The first argument &&1 turns into &1 by deref coercion because &T implements Deref<Target = T>.
The second argument &(&mut 2) turns into &2 by deref coercion because &mut T implements Deref<Target = T>.
Now the types of both arguments match the signature of PartialEq::eq implemented by i32. So PartialEq::<i32>::eq(&1, &2) is evaluated.
However, I don't understand where Rule 3 comes from. I think PartialEq::eq(&1, &&2) is coerced to PartialEq::eq(&1, &2) because deref coercion is applied to the both arguments independently.
What is the rationale of Rule 3? Please show documented semantics of Rust or the appropriate code in the compiler?
It seems like deref coercion isn't taking place when using the operators (I am not sure why this is), however borrows may still be used due to an implementation of PartialEq.
From the Rust documentation of PartialEq the following implementation can be seen:
impl<'a, 'b, A, B> PartialEq<&'b B> for &'a A
where
A: PartialEq<B> + ?Sized,
B: ?Sized,
This states there is an implementation for a borrow of type B and a borrow for type A if there exists an implementation of PartialEq for type A and B.

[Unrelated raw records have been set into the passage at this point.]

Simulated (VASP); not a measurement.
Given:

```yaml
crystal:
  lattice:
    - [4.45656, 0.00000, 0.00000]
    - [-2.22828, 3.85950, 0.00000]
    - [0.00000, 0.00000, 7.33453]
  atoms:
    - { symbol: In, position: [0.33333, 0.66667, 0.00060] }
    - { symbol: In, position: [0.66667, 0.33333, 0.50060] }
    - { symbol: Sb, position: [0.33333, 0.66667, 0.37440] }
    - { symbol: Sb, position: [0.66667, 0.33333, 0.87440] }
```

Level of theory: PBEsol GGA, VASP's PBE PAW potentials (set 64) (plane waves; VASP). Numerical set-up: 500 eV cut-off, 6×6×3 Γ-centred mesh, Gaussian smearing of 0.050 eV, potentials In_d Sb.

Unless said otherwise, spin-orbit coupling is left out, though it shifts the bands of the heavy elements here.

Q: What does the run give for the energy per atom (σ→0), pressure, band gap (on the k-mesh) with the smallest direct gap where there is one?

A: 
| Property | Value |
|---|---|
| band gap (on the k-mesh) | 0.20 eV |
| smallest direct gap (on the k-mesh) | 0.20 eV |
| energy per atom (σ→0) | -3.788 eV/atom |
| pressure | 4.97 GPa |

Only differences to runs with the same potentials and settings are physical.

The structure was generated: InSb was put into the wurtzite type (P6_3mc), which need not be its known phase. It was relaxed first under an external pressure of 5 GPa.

Given this definition, &i32 == &i32 can be used because i32 implements PartialEq and given the above impl this dictates PartialEq is implemented for borrows of i32s. This then leads to the recursive case that &&i32 == &&i32 works because PartialEq is implemented for &i32 so given the above impl PartialEq is also implemented for &&i32.
Because of the definition of this implementation the number of borrows on both sides must be the same.
In Rust 1.14, the Index trait is defined as follows:
pub trait Index<Idx> where Idx: ?Sized {
type Output: ?Sized;
fn index(&self, index: Idx) -> &Self::Output;
}
The implicit Sized bound of the Output type is relaxed with ?Sized here. Which makes sense, because the index() method returns a reference to Output. Thus, unsized types can be used, which is useful; example:
impl<T> Index<Range<usize>> for Vec<T> {
type Output = [T]; // unsized!
fn index(&self, index: Range<usize>) -> &[T] { … } // no problem: &[T] is sized!
}
The Idx type parameter's implicit bound is also relaxed and can be unsized. But Idx is used by value as method argument and using unsized types as arguments is not possible AFAIK. Why is Idx allowed to be unsized?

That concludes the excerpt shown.